I’m sure I’ll miss other connections, but inside linebacker Keith Kelsey and wide receiver Antonio Brown also come from talented football players, the former at the college level, the latter as an AFL star. Cameron Heyward’s father needs no introduction in Pittsburgh. We know about Trey Griffey’s father, too, even if it’s not football.

But there sure is a bunch of brotherly love all of a sudden, too. And high-pedigreed brotherhood. It started all the way back in 2010 when the Steelers used their first-round draft choice on Florida center Maurkice Pouncey.

As I’m sure you know, Pouncey has an identical twin brother, Mike Pouncey, who stayed in college for another year to raise his draft stock and was taken by the Miami Dolphins in the first round in 2011. Both of gone on to Pro Bowl accolades.

But the Steelers have gone with that sort of pedigree in each of the past two seasons now with their first-round selections in T.J. Watt, the outside linebacker drafted in 2017, and Terrell Edmunds, 2018’s safety out of Virginia Tech.

Each of them already have had older brothers in the league, in the former’s case most notably three-time Defensive Player of the Year J.J. Watt, and in the latter, New Orleans Saints running back Trey Edmunds.

Of course the unique thing about Edmunds is that he brought in his younger brother with him. Tremaine Edmunds was in fact drafted ahead of him in the first round, the first pair of brothers to be selected in the first round of the same class in NFL history.

And not only is he now one of three brothers in the NFL, all three of them are descended from NFL talent themselves. Ferrell Edmunds was a tight end who had a seven-year career, starting 80 of 89 games. He caught 148 passes for 1894 yards and 12 touchdowns in that span, and was an accomplished blocker.

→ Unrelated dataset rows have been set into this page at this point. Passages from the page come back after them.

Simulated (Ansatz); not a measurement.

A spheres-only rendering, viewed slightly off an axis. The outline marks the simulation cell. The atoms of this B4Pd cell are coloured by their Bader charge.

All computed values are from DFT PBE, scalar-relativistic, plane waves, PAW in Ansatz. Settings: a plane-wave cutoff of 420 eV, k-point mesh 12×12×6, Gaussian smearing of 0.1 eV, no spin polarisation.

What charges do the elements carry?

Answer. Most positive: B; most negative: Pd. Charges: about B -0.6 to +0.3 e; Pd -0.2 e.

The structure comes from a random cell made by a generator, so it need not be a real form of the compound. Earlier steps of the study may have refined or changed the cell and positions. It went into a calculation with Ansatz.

Trey’s given name is actually Ferrell as well. Ferrell III, in fact. And he was drafted not by the Saints but by the Miami Dolphins in 2017, for whom his father, Ferrell, Jr., played for the majority of his career, where he earned two Pro Bowl nods, as well as one All-Pro list recognition.

It served Watt quite well last season to be able to lean upon the advice of his older brothers about what it takes to be a player in the National Football League. Edmunds already has two generations of NFL athletes upon which to rely. Let’s hope it yields for him the same accelerated start that their previous first-rounder enjoyed.